Maybe her train of thought was for her to be your gym friend? Make you her orbiter? or have the privileged of both of you flirting with one another without any commitment nor s*x? Maybe a more nonchalant approach would have worked. Maybe she would have dropped her boyfriend for you if you played your cards right. Who knows, but in reality, the hit rate of dating medium to low interest girls is really low.
I knew someone that was able to date a gym girl around 2015. It started with smaller comvos, to them playing ping pong with us in the rec room, to him being able to take her out. It did take awhile to get to this stage, and I guess it helped he had a nice BMW, but since the girl was friendly, not cold, and not distant with everyone, anyone with enough game could have bang her.
This one I'm positive was an attention seeker. I mentioned this earlier in the thread, but a couple months after I stopped talking to her this other guy from the gym came over to me and asked me about her, as he had seen us talking before. Anyway, he then said that she did something similar with him. I'm sure that this woman probably behaved in a similar manner with any man that approached her at the gym.
I believe that the gym environment can be a problematic one for both parties if things line up in a strange way, like with my story. It's an environment where most of the people there are familiar strangers, meaning you recognize their faces but you don't really know them. You are highly likely to run into these people repetitively, so there is the possibility of awkwardness for sure.
In my honest opinion, there is nothing wrong with approaching in the gym but there needs to be some clear boundaries. If you approach a woman and she says "I have a boyfriend" and say "Nice to meet you" and go about your day that should be the end of the interaction. There is no further need for interaction at that point and there is nothing awkward about it. However, it becomes awkward when the woman starts behaving in a manner where she is not only encouraging further interaction but actively creating it.

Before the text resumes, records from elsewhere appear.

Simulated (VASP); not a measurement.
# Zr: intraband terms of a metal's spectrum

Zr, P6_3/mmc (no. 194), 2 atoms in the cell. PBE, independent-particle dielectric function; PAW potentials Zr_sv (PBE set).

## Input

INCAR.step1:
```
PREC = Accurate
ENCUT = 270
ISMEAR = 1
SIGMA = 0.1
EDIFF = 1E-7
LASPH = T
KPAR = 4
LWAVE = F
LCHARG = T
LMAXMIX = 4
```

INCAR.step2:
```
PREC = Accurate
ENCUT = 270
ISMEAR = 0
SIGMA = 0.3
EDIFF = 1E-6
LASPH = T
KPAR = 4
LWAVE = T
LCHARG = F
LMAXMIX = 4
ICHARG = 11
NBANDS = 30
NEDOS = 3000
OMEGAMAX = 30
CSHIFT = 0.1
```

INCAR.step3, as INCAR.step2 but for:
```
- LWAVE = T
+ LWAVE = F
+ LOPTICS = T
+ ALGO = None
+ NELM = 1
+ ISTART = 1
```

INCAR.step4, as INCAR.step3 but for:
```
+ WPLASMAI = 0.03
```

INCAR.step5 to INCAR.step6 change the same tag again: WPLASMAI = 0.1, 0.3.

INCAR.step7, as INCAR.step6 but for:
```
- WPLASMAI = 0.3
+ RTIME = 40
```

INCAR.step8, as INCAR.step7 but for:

Something else is that many women at the gym are attention seekers. Anyone that goes to the gym knows exactly what I'm talking about,
@SW15 is quite aware of what I was discussing earlier. These women are addicted to attention and the gym environment is the perfect way to gain orbiters. They can reject you but still have you around for attention where they feel comfortable in a non isolated environment.
To sum up what I'm saying, I don't think the gym environment is a great way to meet women and there is a degree of potential for it to backfire on you.